Peter F. Couvares wrote:
Michael S. Root wrote:
It is frequently the case for us that a single user is running
multiple DAGman jobs. The behavior we get is that all jobs from a
user's dags get run concurrently (within the user's resource limits),
such that the dags all finish at roughly the same time. It is
sometimes the case that a dag with just one job left will sit in the
queue for hours waiting for other of the same user's dags (with more
unfinished jobs) to 'catch up'.
Yes -- all other things (like requirements, rank, priority, etc.) being
equal, the condor_schedd will run jobs in FIFO order. So when multiple
DAGs are running in parallel, and releasing their respective jobs into
the queue as they become ready, the "first" DAG's most recent job won't
necessarily be first in the queue.
What we would like is to have all the jobs from the first dag
submitted to finish first, then the second, etc...
Makes sense. If I understand correctly, they don't "have to" finish
first in order to be correct -- but it's easier for you to follow and
keep track of everything if they do.
Yes, precisely, although in some cases this problem can interfere with
getting work done at the proper time. Mostly, though, it is just a
frustration thing.
Since the dags are not necessarily related in terms of what they're
processing and usually aren't submitted at the same time, it doesn't
make sense to have one dag depend on another.
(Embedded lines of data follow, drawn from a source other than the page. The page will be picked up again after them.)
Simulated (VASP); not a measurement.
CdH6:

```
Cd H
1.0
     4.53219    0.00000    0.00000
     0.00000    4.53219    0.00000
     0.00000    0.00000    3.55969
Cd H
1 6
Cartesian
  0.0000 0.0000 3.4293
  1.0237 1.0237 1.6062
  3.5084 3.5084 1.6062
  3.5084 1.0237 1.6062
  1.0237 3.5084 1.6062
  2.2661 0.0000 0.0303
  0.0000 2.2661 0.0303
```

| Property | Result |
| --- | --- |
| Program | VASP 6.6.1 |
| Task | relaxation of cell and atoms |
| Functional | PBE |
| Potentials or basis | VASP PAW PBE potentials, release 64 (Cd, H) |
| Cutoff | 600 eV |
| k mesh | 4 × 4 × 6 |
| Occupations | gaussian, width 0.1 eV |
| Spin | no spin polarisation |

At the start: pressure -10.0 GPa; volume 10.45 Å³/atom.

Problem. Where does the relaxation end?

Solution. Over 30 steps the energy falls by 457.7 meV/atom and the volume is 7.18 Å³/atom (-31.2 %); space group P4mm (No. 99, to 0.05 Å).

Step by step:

Strictly speaking, the different DAGs still do not "depend on" one
another in the scenario you describe -- their jobs just aren't sorted in
the queue in the order you'd like. If they do depend on each other,
these dependencies should be represented in another DAG (i.e., a
higher-level DAG containing your existing DAGs).
Right again.
I thought about setting the machine RANK expression to "( -1 *
DAGManJobId )", thus the lowest numbered DAGman jobs would be
preferred. I haven't tried it yet, though, because I'm not sure if
this expression would apply before or after the machine has been
matched to a user.
Interesting -- I wouldn't have thought of this, and although it should
work, it will interfere with condor's attempts to manage user
priorities. The machine RANK is evaluated by the negotiator before a
match is made, in order to select the best match.
Would a job with low user-priority and a low-numbered DAGManJobID get
priority over another job with a higher user-priority, but a
higher-numbered DAGManJobID?
Yes, exactly -- because Condor respects a resource owner's wishes above
all, including pool-wide user priority. If a resource owner says their
machine prefers job X, Condor will not override that just to satisfy its
attempts at fair-share. This is why I wouldn't use this approach,
because it's not exactly what you want.
I thought as much.
Even better would be if there were a way to look at the job priority
of DAGman itself and have sub-jobs get chosen based on that. I have
noticed that changing a DAGman job's priority doesn't have any affect
on it's children.
You're right, this would be a nice feature to have as an option -- and
would solve your problem. I'll see if I can implement it sometime soon
(i.e., before Condor 6.8.0). Keep an eye on the release notes...
I was thinking that the ideal solution would be to have DAGman manage
it's children's job priorities based on its own. Newly submitted jobs
should inherit the parent DAGman's priority, and if the DAGman's job
priority is changed while running, it should modify all of its children.
While I'm thinking about DAGman, is a depth-first/breadth-first option
slated for 6.8.0? I think this has been mentioned before, but I don't
remember what the outcome was.
Thanks for your help.
-Mike
|